I’ve been spending some time going through all my documents that I have saved on my computer. There comes a time when you have to just trash some things in order to make room for new stuff. What surprised me were how many things I came across that made me want to share an idea. I just couldn’t bring myself to press that delete button until I wrote the thoughts somewhere else. I decided that each time I came across something of value, I’d blog about it so that I, and my readers, could reflect on it one more time before I press that button. Today’s idea is from a page where I had taken notes on an article I read.
In an article by Shari Frost in Choice Literacy a while back, Shari wrote about how distressed she was by the fact that many primary teachers were using their read aloud books for the purpose of strategy teaching and not just for the pleasure of enjoying a good story. Shari paraphrased another author (Patricia Cooper’s Language Arts article) who felt the same way. I found the quote valuable enough to copy down and save.
“Cooper believes that the ‘untaught story’ plays an important role in the literacy development of children. It supports the development of their imagination, increases their vocabulary, helps them develop a sense of story, builds the foundation for critical thinking, and teaches children to love books. These benefits can be jeopardized if every read aloud is attached to a comprehension lesson.”
Take a moment to ask yourself:
- How often do I use a picture book just for sheer enjoyment?

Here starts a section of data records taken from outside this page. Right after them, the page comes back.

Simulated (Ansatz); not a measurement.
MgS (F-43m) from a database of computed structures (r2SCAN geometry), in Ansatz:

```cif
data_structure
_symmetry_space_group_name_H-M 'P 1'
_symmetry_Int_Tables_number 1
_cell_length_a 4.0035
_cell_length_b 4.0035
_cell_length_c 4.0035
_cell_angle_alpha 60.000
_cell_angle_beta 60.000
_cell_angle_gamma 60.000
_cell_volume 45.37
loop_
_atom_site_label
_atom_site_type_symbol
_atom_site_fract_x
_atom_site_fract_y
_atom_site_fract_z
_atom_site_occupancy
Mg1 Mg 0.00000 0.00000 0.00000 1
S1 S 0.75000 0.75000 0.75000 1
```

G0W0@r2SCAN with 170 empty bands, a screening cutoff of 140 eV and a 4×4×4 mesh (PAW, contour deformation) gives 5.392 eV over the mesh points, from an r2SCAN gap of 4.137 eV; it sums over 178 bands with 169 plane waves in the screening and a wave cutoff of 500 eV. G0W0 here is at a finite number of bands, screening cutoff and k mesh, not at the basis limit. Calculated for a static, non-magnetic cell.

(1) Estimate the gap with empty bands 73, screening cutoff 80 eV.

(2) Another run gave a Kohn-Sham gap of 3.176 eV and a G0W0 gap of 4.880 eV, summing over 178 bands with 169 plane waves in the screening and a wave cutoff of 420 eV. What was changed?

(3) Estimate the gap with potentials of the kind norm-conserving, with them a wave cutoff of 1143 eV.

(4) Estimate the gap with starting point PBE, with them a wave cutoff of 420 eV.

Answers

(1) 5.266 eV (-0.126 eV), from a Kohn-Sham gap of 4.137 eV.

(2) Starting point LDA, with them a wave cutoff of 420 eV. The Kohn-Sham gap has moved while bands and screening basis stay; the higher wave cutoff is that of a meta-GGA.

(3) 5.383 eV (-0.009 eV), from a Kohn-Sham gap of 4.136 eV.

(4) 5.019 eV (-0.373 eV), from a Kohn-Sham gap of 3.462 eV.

- Am I overusing what I know about strategy teaching by always thinking that my read aloud book has to have a strategy lesson attached?
- What messages am I sending to children about why we read books?
- Am I doing all I can to develop a love of books and stories with my students?
- Can I name three books that my students love to hear again and again just because they love them so much?
Teachers shouldn’t have to defend WHY they are reading aloud great books to their students. We all know the benefits, don’t we?